The Certainty of Bad Policy Makers

Do you know what your tax rates are going to be next year?  Will the Bush tax cuts expire as planned?  How will that affect you?  Will the payroll tax “holiday” be extended?  Will the debt ceiling be raised?  Will it be another temporary last minute deal that involves no real spending cuts but makes markets nervous?  Will the Keystone pipeline ever be approved?  Will The Affordable Health Care Act be found to be constitutional?  Will the Supreme Court find that Arizona can enforce immigration laws?

Will Greece remain in the Euro zone?  Is it any wonder there are runs on Greek banks as everyone is trying to pull their money out of Greece while they still can?  Can they even form a new government?  What happens when they physically run out of money?  What then happens to Italy, Spain, and Portugal?

If only policy uncertainty helped the economy.  It doesn’t, but policy makers seem to be acting like it does.  Policy uncertainty is how politicians pretend to be clever, often too clever by half.  They want to convince voters that voting for their party or candidate matters.  One way to do so is to create policy uncertainty.  Make tax cuts expire in an election year.  Postpone decisions on regulations and their enforcement until after the next election.  Suggest new government programs and aid to special interest groups to begin if and only if your party or candidate gets elected.

Are today’s politicians more concerned about growing the economy or getting and keeping their party in power?  Their actions suggest the latter.  This is one reason that economies do better under the rule of law than under the rule of arbitrary politicians.

The tax code needs to be simplified (with lower marginal rates and few to no deductions) and then left alone.  Temporary tax changes should be banned.  So should special interest carve outs in the tax code.  Whether it is a flat rate income tax or a national sales tax, the same marginal tax rate should apply to all.  That should be the rule that politicians are not allowed to deviate from.  They can raise the rate for all or lower it for all, but no selling special tax favors to special interest groups.

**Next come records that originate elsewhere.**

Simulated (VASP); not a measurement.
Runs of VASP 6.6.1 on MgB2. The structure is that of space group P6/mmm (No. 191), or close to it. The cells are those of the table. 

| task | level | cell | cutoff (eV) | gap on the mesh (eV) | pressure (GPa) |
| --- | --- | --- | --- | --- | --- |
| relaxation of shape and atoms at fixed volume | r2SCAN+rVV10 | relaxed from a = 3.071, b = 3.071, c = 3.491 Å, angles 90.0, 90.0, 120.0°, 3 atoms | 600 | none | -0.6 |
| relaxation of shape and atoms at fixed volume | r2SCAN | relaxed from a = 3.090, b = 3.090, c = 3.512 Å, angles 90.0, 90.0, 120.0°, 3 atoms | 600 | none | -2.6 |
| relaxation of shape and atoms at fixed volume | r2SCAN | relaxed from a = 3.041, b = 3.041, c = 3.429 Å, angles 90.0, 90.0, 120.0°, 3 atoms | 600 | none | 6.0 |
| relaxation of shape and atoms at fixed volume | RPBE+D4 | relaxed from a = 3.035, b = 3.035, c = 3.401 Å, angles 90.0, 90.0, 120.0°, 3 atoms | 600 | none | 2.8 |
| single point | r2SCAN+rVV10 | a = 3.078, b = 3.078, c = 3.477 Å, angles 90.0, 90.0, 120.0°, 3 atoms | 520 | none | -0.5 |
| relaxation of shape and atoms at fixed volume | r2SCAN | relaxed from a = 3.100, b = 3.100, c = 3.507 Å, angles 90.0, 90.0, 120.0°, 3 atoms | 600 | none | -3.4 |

Combine a simple, stable tax code with a balanced budget rule and you dramatically lower the degrees of freedom policy makers have to provide policy uncertainty.  They can only spend what they collect in taxes.  They can only change taxes collected by varying the single tax rate on everyone.

With these two simple rules, Greece could have been a model community rather that the chaotic state waiting to collapse into an authoritarian regime. (Granted they are also badly in need of labor market reforms).  These same two rules would have prevented a debt crisis in the US and would keep policy uncertainty from squashing our current and future economic growth.

Good economic ideas are not hard to come by.  Politicians who act for the benefit of the country over the benefit of their party are.  What are the chances that the US enacts meaningful tax, entitlement, or debt reforms before the November election?  They are just as low as the likelihood that our economy is going to magically take off and grow under a cloud of policy uncertainty.  Of that, at least, I’m certain.